Nampak CEO Andre de Ruyter. Picture: BLOOMBERG/WALDO SWIEGERS
Nampak CEO Andre de Ruyter. Picture: BLOOMBERG/WALDO SWIEGERS

Nampak, Africa’s largest diversified packaging manufacturer, said on Thursday it might use proceeds from the sale of its glass business to buy back shares from shareholders.

The company, which is facing a tough economy at home and liquidity problems in Zimbabwe, among other things, said it was in the final stages of negotiating the sale of the business. The deal is likely to be finalised by the end of September. 

In February, Nampak entered into an exclusivity arrangement with an unnamed preferred bidder, a black South African-owned company backed by a large international corporation with glass expertise.

“We are in the final stages of negotiations with the buyer and expect these to be concluded by the end of the financial year,” the company said.

The decision to sell the glass business followed what the company said were a number of years of disappointing performance.

Nampak said the transaction would enable it to focus on the metals business, which generates more than 60% of the company’s trading profit. It said proceeds from the sale would be used to reduce the company’s debt.

No special dividend 

The company has, however, ruled out a special dividend payment. “We do not anticipate declaring a special dividend once the proceeds are received and are considering other ways of returning cash to shareholders including buying back shares,” the company said.

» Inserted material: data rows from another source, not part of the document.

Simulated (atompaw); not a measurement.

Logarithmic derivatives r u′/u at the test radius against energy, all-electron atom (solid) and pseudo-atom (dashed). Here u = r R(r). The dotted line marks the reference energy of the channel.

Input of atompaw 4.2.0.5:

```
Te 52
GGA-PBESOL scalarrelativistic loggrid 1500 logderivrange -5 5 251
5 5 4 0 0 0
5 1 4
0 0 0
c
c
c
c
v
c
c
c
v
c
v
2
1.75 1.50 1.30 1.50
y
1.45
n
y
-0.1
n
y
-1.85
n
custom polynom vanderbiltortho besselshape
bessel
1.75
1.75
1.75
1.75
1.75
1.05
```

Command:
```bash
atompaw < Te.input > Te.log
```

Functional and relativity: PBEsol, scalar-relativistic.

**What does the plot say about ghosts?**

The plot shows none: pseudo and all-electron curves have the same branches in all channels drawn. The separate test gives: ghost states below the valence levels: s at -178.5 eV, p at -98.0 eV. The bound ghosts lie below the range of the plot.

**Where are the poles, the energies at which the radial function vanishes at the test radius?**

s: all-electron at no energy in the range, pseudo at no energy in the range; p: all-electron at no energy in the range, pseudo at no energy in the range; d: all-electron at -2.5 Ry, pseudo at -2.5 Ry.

Nampak suspended dividends in 2017 due to a lack of liquidity in Nigeria and Angola owing to the collapse in the oil price, which created shortages in US dollar currency in oil producing countries.

“In turn, this resulted in limited liquidity as Nampak was not able to transfer profits generated in these countries. This situation is correcting itself, and during the past financial year, Nampak was able to transfer R4bn from Angola and Nigeria over the past twelve months up to March 2019,” Nampak said.

The company said gross domestic product (GDP) growth and consequently market demand has declined in Angola as a result of the devaluation of the kwanza against the dollar.

As a result, producer price inflation in Angola has increased, driving up the consumer price index (CPI). On the other hand, strong demand for beverage cans has resulted in record production levels for Nampak’s business in Nigeria.

“(In order) to take advantage of the positive growth trends in Nigeria, Nampak is investing R100m into a new food can line in Lagos to be commissioned in 2020,” Nampak said.

Nampak said the transaction, which is classified as a large merger under the South African Competition Act, would be referred to the Competition Commission for consideration, and would become final once the commission’s ruling was received.